**Some tips to help alleviate students' fears of variance analysis**

Since long ago, variance analysis has been an area that evokes fear in students worldwide. Students enter the exam hall, desperately running through the formulae used to calculate all the different variances, fearful of forgetting them before they have managed to put pen to paper. Then the inevitable happens: they turn over the exam paper and a variance question stares back at them. Frantically, they scribble down all the formulae before they are lost forever. Alas, they can’t remember it quite accurately enough. Is it actual quantity x standard price or standard quantity x actual price? Panic grips them. Logic flies out of the window. They move desperately on to the next question.

Does this sound like a familiar story to you? If it does, carry on reading. This article might help you. Many articles have been written about variance analysis over the years, but the purpose of this one is to cover the area of calculating materials mix and yield variances.

**Material usage variance
**Most students have relatively little difficulty in calculating a straightforward material usage variance. As a reminder, let’s recap on what the material usage variance is and how it is calculated. The material usage variance analyses the difference between how much actual material we used for our production relative to how much we expected to use, based on standard usage levels. So, for example, if we made 5,000 items using 11,000kg of material A and our standard material usage is only 2kg per item, then we clearly used 1,000kg of material more than we expected to (11,000kg – [2 kg x 5,000 items]). In terms of how we value this difference, it must be at standard cost. Any difference between standard and actual cost would be dealt with by the material price variance.

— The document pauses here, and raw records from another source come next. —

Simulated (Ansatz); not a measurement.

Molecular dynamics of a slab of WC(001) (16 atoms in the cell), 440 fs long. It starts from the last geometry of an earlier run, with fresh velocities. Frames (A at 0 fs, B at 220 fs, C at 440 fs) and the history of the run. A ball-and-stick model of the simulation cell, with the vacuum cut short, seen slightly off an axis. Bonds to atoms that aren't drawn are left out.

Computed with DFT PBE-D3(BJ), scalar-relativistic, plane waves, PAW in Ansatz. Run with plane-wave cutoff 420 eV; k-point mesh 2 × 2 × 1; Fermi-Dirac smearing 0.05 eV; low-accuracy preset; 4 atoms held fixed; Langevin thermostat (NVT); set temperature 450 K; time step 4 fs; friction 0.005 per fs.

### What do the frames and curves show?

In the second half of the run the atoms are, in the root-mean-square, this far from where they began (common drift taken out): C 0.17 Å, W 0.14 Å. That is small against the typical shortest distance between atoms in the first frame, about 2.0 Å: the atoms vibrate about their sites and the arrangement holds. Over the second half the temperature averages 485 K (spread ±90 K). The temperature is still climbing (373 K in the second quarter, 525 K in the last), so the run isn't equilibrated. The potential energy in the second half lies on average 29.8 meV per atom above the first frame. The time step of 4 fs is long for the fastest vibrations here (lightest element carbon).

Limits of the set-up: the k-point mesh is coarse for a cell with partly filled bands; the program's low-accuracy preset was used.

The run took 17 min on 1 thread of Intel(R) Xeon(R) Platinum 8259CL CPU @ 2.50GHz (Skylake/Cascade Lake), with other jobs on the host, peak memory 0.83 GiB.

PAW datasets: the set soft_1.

There can be many reasons for an adverse material usage variance. It may be that inferior quality material have been purchased, perhaps at a lower price. This may be reflected in a favourable material price variance: the materials were cheaper but as a result there was perhaps more waste.

On the other hand, it may be that changes to the production process have been made, or that increased quality controls have been introduced, resulting in more items being rejected. Whatever the cause, it can only be investigated after separate material usage variances have been calculated for each type of material used and then allocated to a responsibility centre.

**Further variance analysis where several materials are used
**The fact that most products will be comprised of several, or sometimes hundreds of different materials, leads us back to the more detailed materials mix and yield variances that can be calculated in these instances. In many industries, particularly where the product being made undergoes a chemical process, it may be possible to combine different levels of the component materials to make the same product. This, in turn, may result in differing yields, dependent on the mix of materials that has been used. Note, when we talk about the materials ‘mix’ we are referring to the quantity of each material that is used to make our product ie we are referring to our inputs. When we talk about ‘yield’, on the other hand, we are talking about how much of our product is produced, ie our output.

**Materials mix variance
**In any process, much time and money will have been spent ascertaining the exact optimum mix of materials. The optimum mix of materials will be the one that balances the cost of each of the materials with the yield that they generate. The yield must also reach certain quality standards. Let us take the example of a chemical, C, that uses both chemicals A and B to make it. Chemical A has a standard cost of $20 per litre and chemical B has a standard cost of $25 per litre. Research has shown that various combinations of chemicals A and B can be used to make C, which has a standard selling price of $30 per litre. The best two of these combinations have been established as:

Mix 1: 10 litres of A and 10 litres of B will yield 18 litres of C; and

Mix 2: 8 litres of A and 12 litres of B will yield 19 litres of C.

Assuming that the quality of C produced is exactly the same in both instances, the optimum mix of materials A and B can be decided by looking at the cost of materials A and B relative to the yield of C.

Mix 1: (18 x $30) – (10 x $20) – (10 x $25) = $90 contribution

Mix 2: (19 x $30) – (8 x $20) – (12 x $25) = $110 contribution

Therefore, the optimum mix that minimises the cost of the inputs compared to the value of the outputs is mix 2: 8/20 material A and 12/20 material B. The standard cost per unit of C is (8 x $20)/19 + (12 x $25)/19 = $24.21. However, if the cost of materials A and B changes or the selling price for C changes, production managers may deviate from the standard mix. This would, in these circumstances, be a deliberate act and would result in a materials mix variance arising. It may be, on the other hand, that the materials mix changes simply because managers fail to adhere to the standard mix, for whatever reason.

Let us assume now that the standard mix has been set (mix 2) and production of C commences. 1,850kg of C is produced, using a total of 900kg of material A and 1,100kg of material B (2,000kg in total). The actual costs of materials A and B were at the standard costs of $20 and $25 per kg respectively. How do we calculate the materials mix variance?

The variance is worked out by first calculating what the standard cost of our 1,850kg worth of C would have been if the standard mix had been adhered to, and comparing that figure to the standard cost of our actual production, using our actual quantities. My preferred approach has always been to present this information in a table as shown in **Table 1** below. The materials mix variance will be $46,000 – $45,500 = $500 favourable.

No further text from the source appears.